De Blasio also took issue with the characterization of the situation as government demonstrating against itself given that elected officials were challenging the NYPD. He noted the city will only cooperate with ICE over 170 serious or violent crimes as delineated in a bill passed in 2014.

“It was not a challenge to our police department or our fire department which had the ambulance in question,” he added. “Again, this was an action of the federal government that set all this off. The city of New York—I have to be very, very clear—the city of New York, [will] not participate, the fire department will not participate in deportations.”

He said the conditions of Ragbir’s situation did not meet the criteria for cooperation with ICE. And the mayor pointed to a misunderstanding in which individuals thought an ambulance was involved in deporting Ragbir, noting the city will not take an ambulance “which is there to protect human life and use it in a deportation.”

Ragbir fainted and was taken in an ambulance after he was told he would be detained.

Still, the mayor acknowledged that elected officials protesting against the government is “not unheard of.”

“I as a City Council member got arrested to try to stop the [former Mayor Michael] Bloomberg administration from closing one of our local firehouses,” he said. “I don’t think that’s discordant, per se. I think the difference in this case was the federal government, instead of being respectful or collegial or honest about their intention or working with us to somehow figure out how to deal with this complex situation, they did it abruptly and I think bluntly on purpose to provoke a crisis.”

Rachael Long Yow, a spokeswoman for ICE, declined to comment on the mayor’s remarks. But she previously told Observer that only Federal Protective Service and the NYPD were there.

Some activists were not convinced.

Murad Awawdeh, director of political engagement for the New York Immigration Coalition, which was at the rally, blasted the NYPD’s actions.

Ragbir came to the country on a visitor’s visa in 1991 and got a green card in 1994—but was convicted of wire fraud in 2001, spent five years in prison and was ordered to be deported in 2006.

In 2011, he got a stay-of-removal and has since been subject to prosecutorial discretion, which lets an agency or officer determine how to deal with individual cases on an annual basis—and which staved off his deportation in March. Yow said Ragbir “exhausted his petitions and appeals.”

New Sanctuary Coalition of NYC announced on Wednesday afternoon that federal immigration authorities agreed to let Ragbir return to the New York area after he was taken to the Krome Detention Facility in Miami, Florida. He will remain detained in New York pending the outcome of his legal case.

“When we learned he was taken to an immigration prison over a thousand miles away, I was both heartbroken and outraged,” Amy Gottlieb, his wife, said in a statement. “They never should have taken him away from his community in the first place, and I will not rest until he is free.”

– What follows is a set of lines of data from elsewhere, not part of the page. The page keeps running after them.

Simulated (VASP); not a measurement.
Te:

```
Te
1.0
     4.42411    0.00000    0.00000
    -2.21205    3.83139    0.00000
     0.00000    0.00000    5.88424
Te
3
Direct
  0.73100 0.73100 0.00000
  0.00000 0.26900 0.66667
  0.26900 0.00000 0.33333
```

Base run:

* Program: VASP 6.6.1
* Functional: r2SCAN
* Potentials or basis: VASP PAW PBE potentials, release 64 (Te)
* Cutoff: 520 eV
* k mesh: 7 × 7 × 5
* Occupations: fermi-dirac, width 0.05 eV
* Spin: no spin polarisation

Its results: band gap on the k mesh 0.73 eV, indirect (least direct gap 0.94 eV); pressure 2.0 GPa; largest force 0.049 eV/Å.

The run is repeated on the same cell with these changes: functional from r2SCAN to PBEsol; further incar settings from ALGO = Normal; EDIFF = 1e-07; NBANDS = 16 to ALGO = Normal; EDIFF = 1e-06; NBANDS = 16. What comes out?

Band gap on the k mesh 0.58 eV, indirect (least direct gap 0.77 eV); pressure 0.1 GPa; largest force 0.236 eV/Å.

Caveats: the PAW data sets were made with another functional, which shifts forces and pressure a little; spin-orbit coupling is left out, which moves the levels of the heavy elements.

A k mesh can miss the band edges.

Johnson met with O’Neill on Thursday, and the NYPD’s Internal Affairs Bureau has reportedly started a probe.

“There was so much… video footage by citizens, the media, that they were taking time to look at all that footage and he was going to get back to me when he had some answers,” Johnson said. “I have not heard from him yet, but I look forward to continuing that conversation with him.”

Queens Councilman Donovan Richards, who was recently named chairman of the Council’s Committee on Public Safety, is scheduling a hearing on the policing of protests after meeting with O’Neill after a request to do so by groups like Communities United for Police Reform and the NAACP Legal Defense Fund.

Immigrant advocates have noted a growing trend of ICE targeting immigrant activists who criticize the immigration system.

Jean Montrevil, a Haitian immigrant rights leader in the city, was deported to Haiti after living in the United States for more than 30 years, according to Democracy Now. He moved to the country with a green card in 1986 and served 11 years in prison for cocaine possession. Montrevil, a founding member of New Sanctuary Coalition of NYC, married a U.S. citizen and has four children.